Vietnam Vet talks about his experience, Part 3: He just had to flyLos Angeles Post-Examiner

Vietnam Vet talks about his experience, Part 3: He just had to fly

Part three:  Ron just had to fly

In part two we learned about Ron Irwin’s battle with malaria and dengue fever, surviving mortar attacks and how an accidental drug overdose cost him the opportunity to leave Vietnam. Stuck in Vietnam and reassigned to the Marine Air Group 12 he became focused on finding a way to fly. Here then is Part Three of my conversation with Vietnam veteran Ron Irwin.

Hamilton: Understandably you were very unhappy about being kept in Vietnam rather than going to Japan with your squadron, so how did you handle being left behind and reassigned to the Group?

Irwin: Well yeah sure I was royally pissed off, but the instant I met the guys I would be working with I began to feel a lot better about it. My boss so to speak was a very senior Master Gunnery Sergeant who had served in World War II and Korea. He was tough as nails but at the same time very real and easy to work with. The big boss if you will was the Commanding Officer of Marine Aircraft Group 12. He too was a multi-war veteran and a full bird Colonel.

Hamilton:  f you don’t mind me asking do you remember their names and what is a “bird” Colonel?

Irwin: A bird Colonel is the highest field grade officer rank, one more promotion and you become a general. As for their names I believe my Master Gunnery Sergeants name was Bray; but sorry to say I can’t recall the name of my C.O. probably because at my rank whenever I spoke with him I would just say either Colonel or sir. Plus I spent most of every day with Master Gunnery Sergeant Bray and very little time with the Colonel. But one thing I learned about my Colonel over time was that he was dedicated to keeping me alive.
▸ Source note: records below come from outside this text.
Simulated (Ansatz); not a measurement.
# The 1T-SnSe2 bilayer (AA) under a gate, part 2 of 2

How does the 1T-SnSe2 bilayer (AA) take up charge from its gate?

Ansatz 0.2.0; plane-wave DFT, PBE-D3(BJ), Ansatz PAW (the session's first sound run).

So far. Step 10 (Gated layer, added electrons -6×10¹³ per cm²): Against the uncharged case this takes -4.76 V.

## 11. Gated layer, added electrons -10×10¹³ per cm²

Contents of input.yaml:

Hamilton:  How did you determine that?

Cessna O 1A Bird Dog
flown by the U.S. Army (Wikipedia)

Irwin: Well the one thing I dearly loved was to fly. I had earned my private pilot’s license while stationed in North Carolina but that didn’t get me the keys to the Phantom and there weren’t any flying clubs in Chu Lai, Vietnam at the time. So I would constantly formally request a transfer to a helicopter squadron as a door gunner. Sure I wouldn’t be the pilot but I would be flying. The Colonel would always politely but firmly turn me down in large part because at that point in the war door gunners had a life expectancy of about 16 minutes.

Then one day I thought I had the perfect plan. I had trained all of our jet jockeys on the use of some new avionics gear that would help keep them from getting shot down. Because I had trained them all I had gone over the training film dozens of times and was able to be 100% accurate from the experience. So I then requested that since I was obviously the best trained in the group I should go back seat on the next few flights up north to operate the radar detection avionics. The Colonel agreed that I was the best trained but he once again said “No Corporal Irwin.”

Hamilton: Did you understand the reasons why your Colonel kept telling you no?

Irwin: Not so much at first but over time I began to understand that he was merely trying his best to keep me alive despite my all too numerous attempts to get myself killed. He became my Colonel Potter and I had become sort of his Radar O’Reilly. You know from the TV show 4077 “M*A*S*H.” Anyhow I finally got him to agree with me — sort of.

Hamilton: Okay how did you do that?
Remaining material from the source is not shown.